Its consultation focuses significantly on execution venues, with its Article 3, ‘Establishment of an order execution policy’ opening on the point that an investment firm shall specify information in its order execution policy in relation to execution venues.

This is a contentious topic, as venues are not always used to trade, and where they are do not provide a homogenous service. in some cases they are responsible for introducing counterparties who then engage bilaterally, and in some cases responsible for the order matching logic of two orders, they are not well-defined.

Having expanded the definition of ‘trading venue’ to potentially capture desktop technology in February 2023, with some ambiguity in the definition, firms may find that they are required to assess execution management systems (EMSs) as part of the new policy, based upon the use of the system for connecting with bilateral trading, rather than trading with an authorised venue.

If an EMS is a ‘venue’ it potentially has no consistent characteristics regarding liquidity or pricing, as these are provided by third parties. Liquidity in bond markets is periodic, not continuous, and varies considerably between different areas of debt markets. The level of consistent liquidity that a broker might support in direct streaming via an EMS may therefore by hard to categorise.   

Bilateral trading with a broker acting as a principal is common. Trading via a venue is not a given in any market.

In the US, which has a consolidated price tape for equities and fixed income markets, allowing for more transparent analysis, Coalition Greenwich found 21% of equity trading in 2023 was conducted via high-touch sales-trading, which requires the broker to use its balance sheet to work an order, while in US corporate bond markets the proportion of non-venue trading is closer to 60% across investment grade and high yield.

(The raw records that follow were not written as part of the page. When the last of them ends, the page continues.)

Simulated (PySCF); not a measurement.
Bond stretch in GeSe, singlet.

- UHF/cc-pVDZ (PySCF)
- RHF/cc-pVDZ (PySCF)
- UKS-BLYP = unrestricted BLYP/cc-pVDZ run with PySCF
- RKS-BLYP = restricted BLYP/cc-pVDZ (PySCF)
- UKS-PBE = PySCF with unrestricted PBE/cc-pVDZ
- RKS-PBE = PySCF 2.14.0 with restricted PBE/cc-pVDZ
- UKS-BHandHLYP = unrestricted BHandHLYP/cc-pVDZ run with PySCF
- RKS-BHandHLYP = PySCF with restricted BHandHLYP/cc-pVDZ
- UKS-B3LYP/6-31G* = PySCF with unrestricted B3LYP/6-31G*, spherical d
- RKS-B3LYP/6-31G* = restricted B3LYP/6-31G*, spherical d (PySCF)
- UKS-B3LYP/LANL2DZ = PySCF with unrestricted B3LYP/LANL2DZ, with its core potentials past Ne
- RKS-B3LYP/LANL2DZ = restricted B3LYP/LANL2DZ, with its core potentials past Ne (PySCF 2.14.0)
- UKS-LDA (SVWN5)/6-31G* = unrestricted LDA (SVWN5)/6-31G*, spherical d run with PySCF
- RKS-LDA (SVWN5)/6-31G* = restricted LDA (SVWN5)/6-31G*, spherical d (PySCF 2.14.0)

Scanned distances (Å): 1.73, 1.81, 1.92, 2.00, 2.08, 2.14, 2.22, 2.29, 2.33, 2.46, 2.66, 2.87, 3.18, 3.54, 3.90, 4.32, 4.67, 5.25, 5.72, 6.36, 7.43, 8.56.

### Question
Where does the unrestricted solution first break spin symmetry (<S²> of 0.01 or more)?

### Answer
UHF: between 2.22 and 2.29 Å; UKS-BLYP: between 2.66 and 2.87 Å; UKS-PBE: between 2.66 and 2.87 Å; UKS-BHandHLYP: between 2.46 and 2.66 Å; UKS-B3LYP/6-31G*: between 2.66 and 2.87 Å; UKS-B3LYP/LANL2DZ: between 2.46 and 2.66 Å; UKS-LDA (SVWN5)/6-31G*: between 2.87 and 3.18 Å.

ESMA says its venue definition did not intend to capture systems which provide pure connectivity services between investment firms and execution venues.

“An EMS which purely supports routing orders without a third-party prescribing the rules for this interaction, should not be considered as a multilateral system and would hence not be required to seek authorisation as a trading venue,” it wrote.

The caveat to this was that systems which “present additional features and level of complexity that allow for the interaction of multiple third party buying and selling interests in financial instruments, thus combining all four criteria identifying a multilateral system, should be required to seek an authorisation as a trading venue.”

That means an EMS which allows firms to gather multiple quotes from multiple sources, and where these trading interests can interact with other trading interests within the system could be, “depending on the specifics, considered a multilateral system. In this context, it is important to consider the role of the entity operating the system, i.e. whether it is the software vendor itself or rather the investment firms.”

When looking at the new consultation, investment firms may need to clarify how an EMS is assessed in relation to multilateral trading venues, and potentially falls in and out of scope of the order execution policy as the EMS is used either for bilateral trading, or for routing orders to a venue.

The new consultation is expected to help ESMA finalise the draft version of the Technical Standards on investment firms’ order execution policies that ESMA will then submit to the European Commission according to the MiFID II review.

Feedback received to this consultation will lead to ESMA publishing a final report and submitting the draft technical standards to the European Commission for endorsement by 29 December 2024.